AURORA, Colo. — Independent presidential candidate Robert F. Kennedy Jr. said in a speech Sunday that the U.S. president should be sitting down with foreign adversaries for negotiations, name-checking Russia’s Vladimir Putin, China’s Xi Jinping and former Iranian President Mahmoud Ahmadinejad, who hasn’t been in office for over a decade.
Kennedy made the comment the day Iran’s president since 2021, Ebrahim Raisi, dominated global headlines after his death in a helicopter crash on the Iran-Azerbaijan border. Raisi’s death hadn’t been confirmed by NBC News at the time of Kennedy’s comment, but reports of the crash had ricocheted around American and global media throughout the day.
“You can’t just ban AI. You can’t even over-regulate it, because it will chase it out of our country. We want to keep it here,” Kennedy said in his speech, talking about artificial intelligence to a crowd of hundreds Sunday afternoon.
“We need to be sitting down with other world leaders, with people like President Xi and President Putin and President Ahmadinejad, the prime minister, all the people — we can’t afford to be at war anymore,” Kennedy said.
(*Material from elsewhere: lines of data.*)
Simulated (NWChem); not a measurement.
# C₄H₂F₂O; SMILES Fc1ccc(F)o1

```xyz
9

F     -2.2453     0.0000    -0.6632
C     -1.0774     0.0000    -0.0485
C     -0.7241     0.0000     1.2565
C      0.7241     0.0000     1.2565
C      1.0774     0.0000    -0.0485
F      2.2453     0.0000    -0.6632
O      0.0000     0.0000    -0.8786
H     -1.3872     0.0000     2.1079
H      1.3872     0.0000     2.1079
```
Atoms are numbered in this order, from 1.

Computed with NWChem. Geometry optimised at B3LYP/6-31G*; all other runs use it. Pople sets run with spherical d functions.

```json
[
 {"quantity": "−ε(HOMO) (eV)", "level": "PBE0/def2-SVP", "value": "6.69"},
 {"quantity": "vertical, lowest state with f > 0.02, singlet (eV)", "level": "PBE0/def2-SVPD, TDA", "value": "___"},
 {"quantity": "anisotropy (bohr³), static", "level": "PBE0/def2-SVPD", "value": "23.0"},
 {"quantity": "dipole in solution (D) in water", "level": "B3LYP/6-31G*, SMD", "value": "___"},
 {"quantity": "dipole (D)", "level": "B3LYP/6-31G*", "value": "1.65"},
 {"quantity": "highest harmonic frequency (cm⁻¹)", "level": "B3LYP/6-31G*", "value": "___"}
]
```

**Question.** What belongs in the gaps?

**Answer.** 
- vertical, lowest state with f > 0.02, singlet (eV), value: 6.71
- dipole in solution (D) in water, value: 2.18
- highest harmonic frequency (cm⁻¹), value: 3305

Hassan Rouhani succeeded Ahmadinejad in August 2013. Ahmadinejad gained broad notice around the world as a major proponent of Iran’s nuclear program. Iran, the U.S. and several other countries agreed on restrictions on the program in 2015, but President Donald Trump exited the Obama-era agreement during his administration, saying the deal wasn’t enough to “prevent an Iranian nuclear bomb.”
The Kennedy campaign didn’t respond to a question about why he included Ahmadinejad in the list of leaders the president should meet.